A lender has approved a business loan, but they want too much collateral.
Consider 4 ways to push back. Make your case and keep as much as you can.
Apply below for either bank statement loans that do not need your assets or only take the minimum amount required.
How to keep a lender from taking too much collateral:
- Ask about collateral requirements.
- Don’t offer all of your assets upfront.
- Negotiate the requirements.
- Negotiate lien releases during the loan.
1. Ask for all collateral requirements the lender has before you apply
Finding out during the loan process that the lender wants collateral you don’t have or don’t want to offer is too late, and a waste of time. Ask before you apply.

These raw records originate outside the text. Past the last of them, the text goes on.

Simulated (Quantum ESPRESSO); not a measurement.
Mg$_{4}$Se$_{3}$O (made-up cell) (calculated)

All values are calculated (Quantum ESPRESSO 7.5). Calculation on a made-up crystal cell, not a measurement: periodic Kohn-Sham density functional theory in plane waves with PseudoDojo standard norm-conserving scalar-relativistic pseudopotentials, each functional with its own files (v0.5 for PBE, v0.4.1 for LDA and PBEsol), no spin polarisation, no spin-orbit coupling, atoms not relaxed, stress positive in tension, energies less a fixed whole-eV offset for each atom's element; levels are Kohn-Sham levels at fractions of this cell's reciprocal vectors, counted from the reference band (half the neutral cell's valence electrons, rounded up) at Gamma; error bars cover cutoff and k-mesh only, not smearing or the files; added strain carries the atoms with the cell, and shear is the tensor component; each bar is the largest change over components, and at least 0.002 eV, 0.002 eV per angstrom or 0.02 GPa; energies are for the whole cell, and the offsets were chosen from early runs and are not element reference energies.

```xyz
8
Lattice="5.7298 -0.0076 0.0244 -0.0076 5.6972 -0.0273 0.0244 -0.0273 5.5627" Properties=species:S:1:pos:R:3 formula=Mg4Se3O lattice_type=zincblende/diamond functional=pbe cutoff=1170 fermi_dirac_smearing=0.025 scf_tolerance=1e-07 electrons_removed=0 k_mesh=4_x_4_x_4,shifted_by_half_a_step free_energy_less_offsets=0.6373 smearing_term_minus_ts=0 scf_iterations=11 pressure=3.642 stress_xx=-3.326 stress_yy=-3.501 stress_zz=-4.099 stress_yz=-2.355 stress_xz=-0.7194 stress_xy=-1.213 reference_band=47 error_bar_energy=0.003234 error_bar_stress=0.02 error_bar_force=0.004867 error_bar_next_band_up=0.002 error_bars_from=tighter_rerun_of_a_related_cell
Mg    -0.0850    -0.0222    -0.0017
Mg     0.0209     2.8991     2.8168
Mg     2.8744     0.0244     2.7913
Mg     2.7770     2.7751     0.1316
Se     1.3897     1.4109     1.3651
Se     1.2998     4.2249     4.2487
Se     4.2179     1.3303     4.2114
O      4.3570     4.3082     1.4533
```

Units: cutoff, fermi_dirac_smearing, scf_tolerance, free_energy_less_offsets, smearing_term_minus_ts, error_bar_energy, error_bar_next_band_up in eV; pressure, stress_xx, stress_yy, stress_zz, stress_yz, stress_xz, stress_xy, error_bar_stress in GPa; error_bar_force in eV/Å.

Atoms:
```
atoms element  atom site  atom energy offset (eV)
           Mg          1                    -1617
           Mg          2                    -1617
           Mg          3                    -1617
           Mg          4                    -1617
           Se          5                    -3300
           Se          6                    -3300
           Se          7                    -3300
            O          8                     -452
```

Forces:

2. Don’t offer all of your Assets up front.
Do not voluntarily give the lender a full asset listing without their request. You may be required to provide a listing of you assets later. First give a general description and total valuation such as on a short form personal financial statement.
This prevents the lender from automatically asking for, then taking all of your assets as security for the transaction. Don’t give the lender something valuable they did not ask for and require upfront. If you do, then there is a good chance you gave away assets to them.
3. Negotiate the assets required
Many lenders will automatically take the most and best collateral you have, even if it may not be required to cover the lender’s money. Banks, Savings and Loans, and the SBA do this commonly. Many will take 5 to 10 times as much collateral as they need just because they said they wanted it.
After you have gotten an approval, push lenders to take only the collateral they need. They may refuse, but you should ask anyway. Calculate the dollar amount of the principal + interest. Figure out how much in assets they need to cover the loan and how much more they are requiring.
If their request far exceeds what they need to protect themselves, then present them with your calculations and valuations. This will be your proof, best case, and put the most pressure on them to lower their requirements.
4. Negotiate a release of lien during pay down.
You pay down the balance during the term of the loan, beginning with the first payment. The loan balance usually goes down much faster than the value of the assets. Sometimes, asset values go up instead of down.
If the lender has multiple pieces of Real Estate, then negotiate before the loan closes. Try to get them to agree in writing to release pieces after the balance has been paid down enough to still cover their loan. A condition may be timely payments of your loan and no other violations of the loan requirements on your part.
Equipment transactions can be handled the same way. Agree ahead of time with the lender that they will release equipment pieces as you continue to pay the loan down. It is not likely the lender will do this if you have not negotiated this ahead of time. If the lender refuses, push them on this point.
Since the balance will go down faster than the value of the collateral, show them that their collateral position should not get better than when the loan was first closed.
FAQ: Keeping a Lender from taking too much Collateral:
What is too much collateral?
When lenders approve a loan and take more collateral than they need to safely cover the loan balance if you default on their loan. Banks routinely take far more collateral than they need to secure a loan.
Can the lender take as much collateral as they want?
Lenders take as much collateral as they want and as you are willing to give them. Do not offer all of your assets in advance and without negotiating to offer less.
How can I keep the lender from taking all my assets for the loan?
Find out program collateral requirements from the lender ahead of time. Negotiate collateral terms right after an approval. This is when you have the most leverage to get any changes you want.
Many lenders often ask for all the collateral you have available.
Most people and businesses believe they do not have any say, influence or choice in this decision. They do. The borrower may not get the lender to lower their collateral requirements much, but they sometimes have success. It depends on the lender, the transaction, and how you negotiate.
Ask for reasonable concessions and justify your request. This may include calculations, valuations and other proof. You will get some of what you want more often than you think.